PIMS Research Seminars
When and Where
Speakers
Description
March 26 - Julie Glodt, Iconography of the Host in the Late Middle Ages
PIMS Shook Common Room, 3:10-5:00 pm
In the late Middle Ages, the host was “the most effective sacred object upon which church, community and individual could draw” (Charles Zika). From the 19th century to the present day, numerous studies have dealt with the Eucharist from theological, historical, devotional and even cultural perspectives, as Miri Rubin did in her Corpus Christi. Very few studies, however, have focused on the appearance of the communion wafers actually handled during the eucharistic ritual in the Middle Ages.
By examining a previously unpublished corpus of about 80 French medieval host presses still preserved today or known from casts, photographs or descriptions, this paper aims to provide the first iconographical study of late medieval hosts. In the course of the 13th century, the appearance of hosts underwent profound changes. Whereas in the High Middle Ages the wafers featured a circle and letters, the late medieval hosts exhibited real images depicting Christ’s historical body in a range of representations.

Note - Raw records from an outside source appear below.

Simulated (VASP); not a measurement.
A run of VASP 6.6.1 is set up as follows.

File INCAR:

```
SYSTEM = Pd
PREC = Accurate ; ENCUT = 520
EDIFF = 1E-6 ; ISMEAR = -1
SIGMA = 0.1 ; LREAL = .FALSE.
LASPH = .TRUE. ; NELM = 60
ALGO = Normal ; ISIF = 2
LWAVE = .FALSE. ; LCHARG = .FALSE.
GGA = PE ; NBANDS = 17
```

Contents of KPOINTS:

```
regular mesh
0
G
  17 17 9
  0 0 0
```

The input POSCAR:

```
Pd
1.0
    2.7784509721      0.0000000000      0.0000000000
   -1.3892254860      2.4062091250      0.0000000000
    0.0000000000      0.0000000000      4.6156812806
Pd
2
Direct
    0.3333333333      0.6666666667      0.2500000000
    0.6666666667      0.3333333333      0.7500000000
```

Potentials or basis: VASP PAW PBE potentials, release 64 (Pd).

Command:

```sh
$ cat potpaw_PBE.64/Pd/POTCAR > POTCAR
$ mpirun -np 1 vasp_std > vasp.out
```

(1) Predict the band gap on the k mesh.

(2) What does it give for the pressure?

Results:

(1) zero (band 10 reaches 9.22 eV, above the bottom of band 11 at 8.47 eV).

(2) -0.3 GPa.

The doctrine of transubstantiation asserted that Christ’s Real Presence in the consecrated species was by no means visible to man’s bodily eyes but only to his spiritual eyes. Paradoxically, the images imprinted on the hosts gave Christ’s presence a visually recognizable form. How can we understand the superimposition of the depiction of Christ’s historical body on the sacramental body? What was the relation between Real Presence and pictorial representation?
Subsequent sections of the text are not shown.